Finance: Research, Policy and Anecdotes

The natural resource curse has many different aspects to it but in general it refers to a crowding out mechanism where natural resource abundance in a country results in less competitiveness of the non-resource sectors, lower investment in human capital and contractual institutions.  Given the dependence of the financial sector on contractual institutions and property right protection, more generally, it is not surprising that resource-abundant countries have less developed financial systems, as I have documented in earlier work.  But it is not clear that correlation implies causality; there could be demand-side factors (resource-abundant countries demanding fewer financial services) or third factors driving both.

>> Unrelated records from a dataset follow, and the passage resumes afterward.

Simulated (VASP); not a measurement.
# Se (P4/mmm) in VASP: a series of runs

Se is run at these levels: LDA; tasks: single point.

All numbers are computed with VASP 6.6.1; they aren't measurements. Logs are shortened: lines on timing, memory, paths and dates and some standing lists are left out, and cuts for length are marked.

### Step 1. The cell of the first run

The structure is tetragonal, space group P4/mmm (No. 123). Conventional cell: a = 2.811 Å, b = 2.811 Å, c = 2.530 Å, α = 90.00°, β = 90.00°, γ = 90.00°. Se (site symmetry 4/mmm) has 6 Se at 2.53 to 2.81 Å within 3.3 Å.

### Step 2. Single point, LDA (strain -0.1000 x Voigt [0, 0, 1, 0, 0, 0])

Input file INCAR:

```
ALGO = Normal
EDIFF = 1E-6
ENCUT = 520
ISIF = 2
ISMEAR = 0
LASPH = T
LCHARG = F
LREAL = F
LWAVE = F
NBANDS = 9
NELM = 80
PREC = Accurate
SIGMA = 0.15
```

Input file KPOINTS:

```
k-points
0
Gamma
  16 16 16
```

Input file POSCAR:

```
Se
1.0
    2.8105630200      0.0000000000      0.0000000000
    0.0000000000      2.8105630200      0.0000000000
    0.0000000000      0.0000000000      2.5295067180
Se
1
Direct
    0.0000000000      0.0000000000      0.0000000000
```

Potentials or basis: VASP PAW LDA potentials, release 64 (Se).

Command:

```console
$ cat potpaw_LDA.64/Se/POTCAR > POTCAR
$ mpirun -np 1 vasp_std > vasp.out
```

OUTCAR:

In a just released working paper with Steven Poelhekke we address the identification challenge by looking at the effect of exogenous windfall gains in natural resource rents, as measured by price shocks (which can be assumed to the exogenous for individual countries), on financial intermediation.  We find a relative decline in the volume of financial sector deposits in countries that experience an unexpected natural resource windfall. Moreover, we find a similar relative decline in lending, which is mostly due to the decrease in deposits. The smaller role for the financial sector in intermediating resource booms is accompanied by a stronger role of governments in channeling resources into the economy, mostly through higher government consumption.  Overall, this is consistent with the idea that natural resource windfalls are not being intermediated through the financial system, at the expense of long-term economic development of these countries.